Bill's throwaway Multipath TCP protocol

Designed to

General design:

TCP Options

Multipath negotiates compatibility and initiates multipath operation via a new TCP packet Option "Multipath TCP".

Announce Multipath Capability

8 bits Multipath TCP Option
8 bits size = 3
3 bits 0 = initialize
1 bit 0 or 1, pause user data
4 bits reserved

Must be present in both the SYN and SYN-ACK packets if multipath TCP will be used for this connection. If missing from either packet, Multipath TCP is not supported on this connection.

Exception: if this connection is intended to be a subflow which join an existing Multipath TCP connection, it must instead contain a ConnectionID-is Multipath TCP option.

Multipath TCP may or may not start with the SYN packet. When and if it does start, it will start with a Propose Connection ID option sent only by the connection's initiator.

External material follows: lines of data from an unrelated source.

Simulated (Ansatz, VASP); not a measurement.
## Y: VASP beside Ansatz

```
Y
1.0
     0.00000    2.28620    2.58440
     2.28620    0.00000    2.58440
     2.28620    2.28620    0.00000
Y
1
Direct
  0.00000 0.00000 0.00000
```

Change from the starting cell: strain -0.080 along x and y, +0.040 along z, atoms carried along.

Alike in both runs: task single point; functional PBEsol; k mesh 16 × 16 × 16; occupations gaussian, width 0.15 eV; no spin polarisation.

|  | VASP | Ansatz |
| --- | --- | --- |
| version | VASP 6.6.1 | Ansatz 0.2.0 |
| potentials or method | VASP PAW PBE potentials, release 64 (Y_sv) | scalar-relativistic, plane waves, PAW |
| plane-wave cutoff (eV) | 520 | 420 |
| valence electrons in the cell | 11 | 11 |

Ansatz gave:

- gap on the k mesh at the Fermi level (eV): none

The Announce Multipath TCP option MUST NOT be sent in any packet besides the SYN and SYN/ACK.

The pause user data bit is associated with negotiating encryption or any other setup activity which must complete before user data transmission can begin. Implementation is optional, but if not implemented or if the recipient is unwilling to pause, the recipient MUST RST the connection. The sender MUST NOT set the pause bit unless it intends to RST the connection if MultipathTCP is not supported.

Propose Connection ID

8 bits Multipath TCP Option
8 bits size = 8
3 bits 1 = request
45 bits Proposed connection ID

Propose a connection ID and offer to start Mutlipath TCP.

Proposed connection ID is a random number which is not already in use by the initiating host.

MUST only be sent by the connection's initiator and MUST NOT be sent more than once per connection, but MAY be sent in any TCP packet for which the initiator expects an ACK.

Alternate Connection ID

8 bits Multipath TCP Option
8 bits size = 8
3 bits 2 = try another
45 bits Alternate proposed connection ID

The host supports multipath TCP but the proposed connection ID is not available for use. Propose an alternate connection ID. Should be sent in every packet (including ACKs) until the other side either accepts the connection ID or changes its proposal to a different connection ID than the last one proposed.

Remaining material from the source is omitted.